As part of Berkeley Lab’s outreach to the broader community, especially to showcase Berkeley Lab’s diversity in cyber, Berkeley Lab cyber participated in the following community events this past year:
Computer Networking and Information Technology Department Advisory Board member at Community College of San Francisco.
Albany High School Job Shadow Day 2016.
Albany High School Career Day 2015 as an invited speaker.
SULI, CCI and BLUR: Brown Bag Meeting #5 as an invited speaker.
‘Start a Career in Cybersecurity’ event at General Assembly as an invited speaker.
WonderWomenTech conference as an invited speaker https://wonderwomentech.com/speakers/
As part of the DOE-wide iJC3 effort, Berkeley Lab has been selected to lead the iJC3 Cyber R&D group and to be a partner in the iJC3 Data Fusion group. The Berkeley Lab iJC3 Cyber R&D effort is being led by Dr. Sean Peisert, however Berkeley Lab cyber will be lending its operational expertise with Bro and data fusion as part of the effort.
DOE Enterprise Defenses
Berkeley Lab’s ROE has the CPP Sensor program installed and participates actively in the cyber federated model. Berkeley Lab has indicated its willingness to participate in the DEX program but this program is on hold as it transitions to E3A. We continue to report all reportable incidents to JC3, including all reportable incidents since the mid-year report.
This past year, Berkeley Lab developed a Multifactor Authentication implementation plan, including exception requests, in alignment with DOE’s MFA Implementation Approach. Although our approach does not utilize PIV-I, it meets the NIST 800-63-2 Level of Assurance requirements for Privileged and Standard Users, is more suitable for an open science environment, is better integrated with our existing cyber program, and provides us with the flexibility to adapt to the changing cyber and risk environment.
Since the mid-year report, we have begun our MFA implementation and it is proceeding smoothly across Berkeley Lab. We anticipate 100% compliance for Privileged and Standard Users by the end of FY16.

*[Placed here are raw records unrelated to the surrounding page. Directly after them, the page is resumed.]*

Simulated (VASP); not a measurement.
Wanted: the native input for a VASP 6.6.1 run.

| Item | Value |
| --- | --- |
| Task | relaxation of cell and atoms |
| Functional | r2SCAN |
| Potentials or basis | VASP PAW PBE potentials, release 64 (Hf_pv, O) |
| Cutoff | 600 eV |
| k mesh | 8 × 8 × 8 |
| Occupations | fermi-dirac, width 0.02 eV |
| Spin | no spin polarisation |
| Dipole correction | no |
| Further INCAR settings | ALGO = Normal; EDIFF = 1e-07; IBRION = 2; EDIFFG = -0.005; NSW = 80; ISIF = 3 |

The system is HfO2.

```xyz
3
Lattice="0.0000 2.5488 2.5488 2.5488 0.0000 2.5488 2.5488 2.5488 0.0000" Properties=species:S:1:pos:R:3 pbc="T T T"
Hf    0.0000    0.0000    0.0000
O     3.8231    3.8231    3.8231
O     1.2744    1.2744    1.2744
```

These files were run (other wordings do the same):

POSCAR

Berkeley Lab CIO efforts to coordinate and represent Laboratory interests at the Federal level continues to be recognized, valued and sought out. This year has seen the development of efforts at the Federal level that could have a significant impact on the National Labs and Plants, especially in the areas of cyber. Berkeley Lab CIO has played a critical role in leading National Laboratory analysis and has significantly contributed directly to these efforts.
Berkeley Lab Deputy CIO is co-lead of the DOE-wide FITARA implementation working group.
Berkeley Lab Deputy CIO co-developed SC’s new Annual Lab Plan sections on Information Technology, including leading multiple calls with all SC and S4 labs on strategies for answering the new sections.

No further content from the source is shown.